I'm interested just very busy ATM . I think you have my email addy ?
 

James

Top Contributor
I don't sorry, email me at the address above if you want to join, we will close the entries in a week.
 

petermeadit

Top Contributor
Another great initiative James. Always love reading your sites.
Sure hope this is the big SEO roundup to boot!
 

James

Top Contributor
Will launch this on Wednesday, if any one is still keen to join in let me know before that date.

James.
 

Rudy

Member
High PR domains

One thing I would love to know in your SEO round up post...

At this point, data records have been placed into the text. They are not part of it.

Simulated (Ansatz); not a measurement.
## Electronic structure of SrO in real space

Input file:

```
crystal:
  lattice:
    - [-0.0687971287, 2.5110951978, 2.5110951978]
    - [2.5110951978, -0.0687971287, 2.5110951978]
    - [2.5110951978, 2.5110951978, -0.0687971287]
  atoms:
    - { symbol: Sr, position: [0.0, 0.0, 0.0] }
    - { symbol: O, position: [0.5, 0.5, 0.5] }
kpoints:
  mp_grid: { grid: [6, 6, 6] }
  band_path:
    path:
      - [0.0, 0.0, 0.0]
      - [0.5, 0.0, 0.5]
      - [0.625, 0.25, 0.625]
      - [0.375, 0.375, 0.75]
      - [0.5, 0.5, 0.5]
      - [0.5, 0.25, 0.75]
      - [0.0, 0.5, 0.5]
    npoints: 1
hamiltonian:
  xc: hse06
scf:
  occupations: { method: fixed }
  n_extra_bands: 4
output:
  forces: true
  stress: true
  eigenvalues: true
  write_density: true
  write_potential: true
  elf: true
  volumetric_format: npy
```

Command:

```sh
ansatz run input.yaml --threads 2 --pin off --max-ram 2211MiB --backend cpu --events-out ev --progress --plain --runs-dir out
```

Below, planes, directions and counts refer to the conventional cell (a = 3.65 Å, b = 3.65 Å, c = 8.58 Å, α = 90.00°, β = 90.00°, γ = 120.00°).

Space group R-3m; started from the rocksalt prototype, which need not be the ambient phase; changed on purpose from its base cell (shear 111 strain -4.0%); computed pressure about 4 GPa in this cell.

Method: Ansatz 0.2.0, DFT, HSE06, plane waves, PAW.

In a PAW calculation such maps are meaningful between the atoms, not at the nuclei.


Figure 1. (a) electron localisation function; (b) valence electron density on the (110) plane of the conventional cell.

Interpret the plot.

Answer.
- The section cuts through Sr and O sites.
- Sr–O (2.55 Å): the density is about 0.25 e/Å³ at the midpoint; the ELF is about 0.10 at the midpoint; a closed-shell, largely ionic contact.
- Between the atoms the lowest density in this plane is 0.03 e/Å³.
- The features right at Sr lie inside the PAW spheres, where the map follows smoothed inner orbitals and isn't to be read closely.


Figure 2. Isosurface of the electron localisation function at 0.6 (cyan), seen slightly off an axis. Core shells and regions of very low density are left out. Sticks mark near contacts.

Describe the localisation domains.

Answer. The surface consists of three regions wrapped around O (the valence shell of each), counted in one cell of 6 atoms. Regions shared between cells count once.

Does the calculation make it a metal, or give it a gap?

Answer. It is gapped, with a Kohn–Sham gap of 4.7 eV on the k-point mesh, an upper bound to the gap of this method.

I just bought a well aged, "reasonably well" linked to PR6 .com site with valid, current DMOZ listing. I did all the ahrefs, whois, info: and site: searches and it's a legit PR6 site, but no other pages except the home page on that site is indexed anymore. It's been dead for at least a year. It was a furniture store in one of the US cities that went bust and went into administration.

So, question: Would you just do a site wide redirect to a money site and pass 100% of the link juice straight into one of the sites you own and be done with it, or would you build this up into some kind of authority site with loads of good quality content and use it as a link juice provider to a number of your money sites?

Interested to hear your thoughts.
 

James

Top Contributor
One thing I would love to know in your SEO round up post...

I just bought a well aged, "reasonably well" linked to PR6 .com site with valid, current DMOZ listing. I did all the ahrefs, whois, info: and site: searches and it's a legit PR6 site, but no other pages except the home page on that site is indexed anymore. It's been dead for at least a year. It was a furniture store in one of the US cities that went bust and went into administration.

So, question: Would you just do a site wide redirect to a money site and pass 100% of the link juice straight into one of the sites you own and be done with it, or would you build this up into some kind of authority site with loads of good quality content and use it as a link juice provider to a number of your money sites?

Interested to hear your thoughts.

Personally I would re build the site if it has been down for 1 year.

I would not instantly do a re direct that is just from personal testing of expired domains.

I would look at the top linked to pages on Ahrefs and re build the structure. I would also look for landing pages which are currently building traffic and re build those.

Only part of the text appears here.